Re: revised "generic syntax" internet draft

Chris Newman <> Wed, 16 April 1997 00:23 UTC

Received: from cnri by id aa18164; 15 Apr 97 20:23 EDT
Received: from services.Bunyip.Com by CNRI.Reston.VA.US id aa24002; 15 Apr 97 20:23 EDT
Received: (from daemon@localhost) by (8.8.5/8.8.5) id UAA19407 for uri-out; Tue, 15 Apr 1997 20:11:57 -0400 (EDT)
Received: from (mocha.Bunyip.Com []) by (8.8.5/8.8.5) with SMTP id UAA19398 for <>; Tue, 15 Apr 1997 20:11:54 -0400 (EDT)
Received: from THOR.INNOSOFT.COM by with SMTP (5.65a/IDA-1.4.2b/CC-Guru-2b) id AA17912 (mail destined for; Tue, 15 Apr 97 20:11:50 -0400
Received: from by INNOSOFT.COM (PMDF V5.1-8 #8694) with SMTP id <01IHQQ3QK6QW99FBC2@INNOSOFT.COM> for; Tue, 15 Apr 1997 17:10:46 PDT
Date: Tue, 15 Apr 1997 17:12:09 -0700
From: Chris Newman <>
Subject: Re: revised "generic syntax" internet draft
In-Reply-To: <>
To: "Roy T. Fielding" <>
Cc: IETF URI list <>
Message-Id: <>
Mime-Version: 1.0
Content-Type: TEXT/PLAIN; charset="US-ASCII"
Precedence: bulk

On Tue, 15 Apr 1997, Roy T. Fielding wrote:
> >(3) whatever localized character set is in use
> >
> >(3) Never works, because it doesn't interoperate.  It results in a bunch
> >of islands which can't communicate, except via US-ASCII.
> But that is what Martin said he wanted -- the ability of an author to
> decide what readership is most important.  Why is it that it is okay
> to localize the address, but not to localize the charset?

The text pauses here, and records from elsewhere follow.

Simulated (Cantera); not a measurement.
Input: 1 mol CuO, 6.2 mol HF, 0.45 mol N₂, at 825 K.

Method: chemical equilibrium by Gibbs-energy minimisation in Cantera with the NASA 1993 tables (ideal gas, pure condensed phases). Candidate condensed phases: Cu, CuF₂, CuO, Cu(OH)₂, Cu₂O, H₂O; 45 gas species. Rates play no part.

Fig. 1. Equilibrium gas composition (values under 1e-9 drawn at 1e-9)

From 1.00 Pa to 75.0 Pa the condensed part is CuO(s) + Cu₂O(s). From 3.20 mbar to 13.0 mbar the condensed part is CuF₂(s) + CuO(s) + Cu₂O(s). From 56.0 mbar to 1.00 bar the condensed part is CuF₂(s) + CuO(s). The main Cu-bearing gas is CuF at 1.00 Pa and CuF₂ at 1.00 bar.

I can't speak for Martin.  But if I understand what you're
saying, my response is that people want to use their own language in URLs
and will do so whatever the standard says.  If we define a standard way
for them to include their national characters in such a way that those
characters won't be misinterpreted by the recipient, then we've achived 
interoperability.  That's the goal of protocol design.

> >(5) Works fine, and has potential to be easier to support than (4).
> Excuse me, but it doesn't work at all unless all systems use the same
> charset for encoding URLs.  Since that is not the case today, we would
> have to scrap all existing servers and browsers in order for (5) to work.
> In other words, it is not an acceptable solution to those of use who
> have to implement the specified protocol.

I don't think any of the programs which display URLs try to interpret hex
encoded %80 - %FF.  So no URL display programs will break.  Now if there's
a URL entry program which permits non-ASCII characters and maps them to
%80 - %FF using local conventions, that program will break.  But that
program is also already in violation of the current specification (which
restricts URLs to US-ASCII).  Therefore the only software which is forced
to upgrade by this change is software which already violates the standard.
If anything, that's an argument to make this change.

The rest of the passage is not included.